Confident and unapologetic in our faith

  • Sep. 4, 2011 12:00 p.m.

A few years ago, my oldest daughter brought home a little tabby kitten.

I don’t know what happened or when it happened, but somewhere in those first six months with our new resident animal, Dilly, he turned into a wimp, a woose, a weasel, a wiener. He grew and gained weight as expected, but he became a recluse, a hider, a scrammer, a don’t-touch-me-you-human fraidy cat.

If you were able to secure him onto your lap, you had to the count of three to release him or face the claw-piercing, pain-searing, blood-drawing consequences.

And yet he was most content spending hours on the recliner purring on my mother-in-law’s lap, or cowering under the couch or bed.

Many times we went on a cat hunt thinking that he had gotten outside and had run away, only to discover him later as he meandered out of some hiding place in the house.

One day we introduced him to the outdoors. We opened up the front door and encouraged him to come outside. No way. He came up to the door, sniffed about, looked around and stood his ground. This reluctant feline wasn’t venturing out of his safe-house. So we gave it up for a lost cause and another day.

After a few of these attempts at cat and mouse, Dilly finally and cautiously made his way a couple steps outside the front door, crouched low, nearly on his belly, wary, sniffing, nervous and quick-back into the entry way in case the bogeyman showed up.

One day another cat arrived in our yard. This was a fine-featured black female with white paws and a small white star on her forehead. She was a neighbourhood cat and we were never quite sure where her home was, but most of the time she hung out with us, and often cuddled up on one of our deck chairs. I kind of grew fond of her as she allowed me to pet her and occasionally give her some of Dilly’s treats.

The contrast between these two cats was intriguing. They appeared to be about the same age, but this black female neighbourhood cat (I just called her ‘Kitty’) was light years ahead of Dilly. She may have been smaller, but she was quicker, as I found out one afternoon when her lightning fast claws sunk into the back of my hand. She was confident and curious, gentle and yet dangerous. You didn’t want to move too quickly around her. And of course, she would leave the obligatory dead mouse and bird on our front doorstep from the green belt across the street.

One afternoon I was cleaning out the trunk of my wife’s old Nissan Sentra and out of the corner of my eye I could see Kitty walking across the street towards our yard with something in her mouth. When I turned to look I saw a black garter snake that she had deposited on the grass and as it slithered away, she reached out and batted it with her paw and continued this little game of cat and snake for several minutes.

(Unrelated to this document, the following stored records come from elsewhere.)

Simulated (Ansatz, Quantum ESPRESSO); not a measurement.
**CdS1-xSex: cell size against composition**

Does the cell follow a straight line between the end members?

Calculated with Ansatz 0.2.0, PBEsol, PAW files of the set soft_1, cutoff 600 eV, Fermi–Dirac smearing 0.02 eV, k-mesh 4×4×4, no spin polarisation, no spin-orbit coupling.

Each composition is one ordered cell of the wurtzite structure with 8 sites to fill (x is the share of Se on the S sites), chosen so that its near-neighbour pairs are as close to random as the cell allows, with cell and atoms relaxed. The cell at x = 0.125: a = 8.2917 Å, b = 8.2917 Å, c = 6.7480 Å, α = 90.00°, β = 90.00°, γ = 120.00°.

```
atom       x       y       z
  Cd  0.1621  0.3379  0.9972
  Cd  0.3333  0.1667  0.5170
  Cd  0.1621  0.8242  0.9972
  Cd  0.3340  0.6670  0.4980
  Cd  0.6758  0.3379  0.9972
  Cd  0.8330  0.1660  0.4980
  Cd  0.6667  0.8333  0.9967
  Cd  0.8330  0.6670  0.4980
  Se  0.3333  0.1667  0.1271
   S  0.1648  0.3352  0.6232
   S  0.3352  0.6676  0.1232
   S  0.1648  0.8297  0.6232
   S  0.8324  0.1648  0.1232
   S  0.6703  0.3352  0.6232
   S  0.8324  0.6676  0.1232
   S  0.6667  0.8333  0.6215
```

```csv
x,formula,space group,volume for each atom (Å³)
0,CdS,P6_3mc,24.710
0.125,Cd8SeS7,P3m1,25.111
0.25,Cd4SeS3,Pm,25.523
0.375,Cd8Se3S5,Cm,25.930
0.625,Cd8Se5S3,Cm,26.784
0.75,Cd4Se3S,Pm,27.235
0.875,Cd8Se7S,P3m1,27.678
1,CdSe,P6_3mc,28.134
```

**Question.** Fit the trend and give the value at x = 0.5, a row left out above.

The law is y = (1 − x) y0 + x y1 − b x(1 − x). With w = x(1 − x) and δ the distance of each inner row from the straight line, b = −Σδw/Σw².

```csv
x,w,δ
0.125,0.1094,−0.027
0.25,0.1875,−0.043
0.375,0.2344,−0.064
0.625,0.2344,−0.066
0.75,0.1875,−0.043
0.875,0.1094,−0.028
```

It made me reflect on that big old fat male tabby cat hiding somewhere in our house. Somehow, maybe it was my fault, we were raising a dysfunctional pet, totally reliant on humans for provision and protection – entirely unprepared and afraid of life on the outside. And yet this smaller female was the complete opposite. Outside, she was in her element. She seldom went home and, in fact, didn’t really need to. She was self-sufficient and confident in her world.

These two cats represent two different types of Christians. We get to choose which kind we will be. It’s easy to fall into the trap of becoming a Dilly-type Christian.

Or we can be more like Kitty: charming, friendly, innocent, but unapologetic and confident in the faith of our Lord Jesus Christ.

 

Les Warriner is pastor at Living Way Foursquare Church in Maple Ridge.